Normally, I hate clichés. Yet today, I find myself unable to shake the adage of "What goes around comes around" as I watch the tragedy unfold in South Carolina. The unprecedented flooding, a 500- or 1,000-year event, depending on which politician states it, is truly stunning. It seems as though the entire state has been underwater at one time or another in the past week. As is the routine, state officials there have reached out to the federal government for help in cleaning up the mess as well as to assist in financing the recovery efforts. Agencies like FEMA and the Army Corp of Engineers will be rolling up their sleeves over the long term to help put people and infrastructure back together over time.

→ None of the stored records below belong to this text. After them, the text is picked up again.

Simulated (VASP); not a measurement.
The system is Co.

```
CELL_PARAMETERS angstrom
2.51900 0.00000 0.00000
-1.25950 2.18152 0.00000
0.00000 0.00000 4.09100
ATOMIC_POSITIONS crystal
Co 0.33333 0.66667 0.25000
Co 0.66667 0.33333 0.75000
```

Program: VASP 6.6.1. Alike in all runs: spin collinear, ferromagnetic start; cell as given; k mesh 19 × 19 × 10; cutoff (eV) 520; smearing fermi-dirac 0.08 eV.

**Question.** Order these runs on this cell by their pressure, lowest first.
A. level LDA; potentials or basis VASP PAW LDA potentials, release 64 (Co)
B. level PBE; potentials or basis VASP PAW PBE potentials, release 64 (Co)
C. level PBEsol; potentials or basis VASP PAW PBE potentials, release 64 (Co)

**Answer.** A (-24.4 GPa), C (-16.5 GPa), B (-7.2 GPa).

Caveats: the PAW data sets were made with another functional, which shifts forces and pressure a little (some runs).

However, look back a couple years. Hurricane Sandy blew into states like New Jersey and New York, causing horrific damage to the delicate coastline and major commercial centers. The devastation was immense and state officials scrambled to request help from the federal government for aid, such as low-cost loans for their citizenry. Heck, Governor Chris Christie of New Jersey took a political hit for (gasp!) embracing President Barak Obama when the leader of our nation came to see the damage first-hand, and to offer emotional support.
When the aid legislation started to make its way through Congress, many in the delegation from the great state of South Carolina, along with a few other states, balked at the cost. “Let New York and New Jersey pay for it” was their attitude. “Why should we bail them out with our tax dollars?”
At the time, New Jersey Senator Bob Menendez made the prophetic comment that someday, states like South Carolina may need the same kind of help, and that as Americans, that’s what we do; we help each other out when things get tough. Well, once it became apparent this week to the Palmetto State officials as to the extent of the devastation from the rains, guess who immediately expressed hope that the feds would send aid? The South Carolina congressional delegation, the same folks who could not bring themselves to support the same kind of aid to those Yankees up north back in 2012. All of a sudden, they now see the wisdom of having a federal government, with the resources no state, no corporation could begin to match, to come on down and lend a hand.
Uh, huh. One can only hope that these leaders realize that the U.S. Government does do a few things right. Sometimes, ya gotta have funds available for emergencies, life-and-death events, and to be there for people in need. Sounds like a good use of tax dollars to me. And yet, I can’t shake the feeling that those people down there have not gotten over losing the Civil War (and many of them down South can’t even bring themselves to call it that, preferring to call it “The War Between the States”, which always baffled me). Why in their minds did the upper East Coast not deserve help during their major storm? And, should the legislators from those states now buck on supporting federal aid to the South now?
Of course, they won’t. They know what the citizens of the Carolinas are going through. We are still the United States of America. We will be there for the folks in that part of the country as they slowly rebuild. Then too, volunteers from all over the country will come in, send donations, and do what we can to give them our support. We take care of our own in times like this.
I only hope that the next time a major catastrophe hits – a tornado that damages communities in Kansas, terrible flooding in Pittsburgh, another severe earthquake in California – that the good folks of the South Carolina congressional delegation will take the lead in supporting funding the federal emergency aid that is needed. No one is immune from national weather catastrophes; the politicians in South Carolina have been given a bit of a reality lesson. We’ll find out if they have long memories.